Mapar told the conference that two companies, Honeywell ACS Labs and Argon ST, received contracts last year to develop what DHS calls Geospatial Location Accountability and Navigation System for Emergency Responders, or GLANSER, a device similar to what WPI first envisioned. Initial tests of the companies’ prototypes are to take place in the next two months, he said.

“We’re working really hard to get something out next year, in its initial capability,” Mapar told the conference.

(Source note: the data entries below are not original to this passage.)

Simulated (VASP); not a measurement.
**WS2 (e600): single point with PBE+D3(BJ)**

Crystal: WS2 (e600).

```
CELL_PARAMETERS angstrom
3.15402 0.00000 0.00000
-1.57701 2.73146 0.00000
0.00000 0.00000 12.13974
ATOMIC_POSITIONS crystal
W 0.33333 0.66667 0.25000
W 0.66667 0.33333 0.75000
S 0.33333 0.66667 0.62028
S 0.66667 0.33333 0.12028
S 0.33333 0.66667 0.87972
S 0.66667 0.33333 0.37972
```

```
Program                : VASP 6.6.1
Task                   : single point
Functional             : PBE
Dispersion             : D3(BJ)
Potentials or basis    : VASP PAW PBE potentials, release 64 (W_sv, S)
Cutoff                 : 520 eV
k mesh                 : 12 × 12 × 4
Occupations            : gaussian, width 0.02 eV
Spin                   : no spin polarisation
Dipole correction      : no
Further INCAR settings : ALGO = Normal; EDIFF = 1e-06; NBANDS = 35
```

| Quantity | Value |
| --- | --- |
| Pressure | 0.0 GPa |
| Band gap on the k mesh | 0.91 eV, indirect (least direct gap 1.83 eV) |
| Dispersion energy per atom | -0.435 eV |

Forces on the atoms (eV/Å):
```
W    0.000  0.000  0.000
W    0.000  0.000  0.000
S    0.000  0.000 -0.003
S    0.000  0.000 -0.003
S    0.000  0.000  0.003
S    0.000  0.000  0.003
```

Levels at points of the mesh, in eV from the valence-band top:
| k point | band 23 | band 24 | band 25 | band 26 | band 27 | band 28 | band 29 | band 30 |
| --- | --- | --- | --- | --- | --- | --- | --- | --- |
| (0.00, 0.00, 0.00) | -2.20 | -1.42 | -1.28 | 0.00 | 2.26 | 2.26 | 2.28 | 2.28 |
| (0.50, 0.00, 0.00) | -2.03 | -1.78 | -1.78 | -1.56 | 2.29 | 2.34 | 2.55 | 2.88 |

Later, he said progress was quickly made in how rapidly the computer components could operate, but getting several functions into a device that measures 2-by-4-by-6 inches, most of which is battery, is costly. “If you look at the components that have to be included in this system, the numbers add up to be a lot of money,” he said. “It really is a combination of what components you have to put together and the business model you have to use to get it out to the people. Some large fire departments might be able to purchase these because they have the budgets to do that. But the smaller ones won’t. So, maybe it means combining the technology with a cell phone network carrier, so you pay $30 to $50 a month per user, and that may be a way to get the cost down.”

Cyganski said data from the development of the WPI fire flashover warning device, which was tested in a controlled fire at the state Fire Academy in Stow last month, will be reviewed before further testing to see if a technological partner can be found to make it work reliably in a variety of situations and meet government regulations.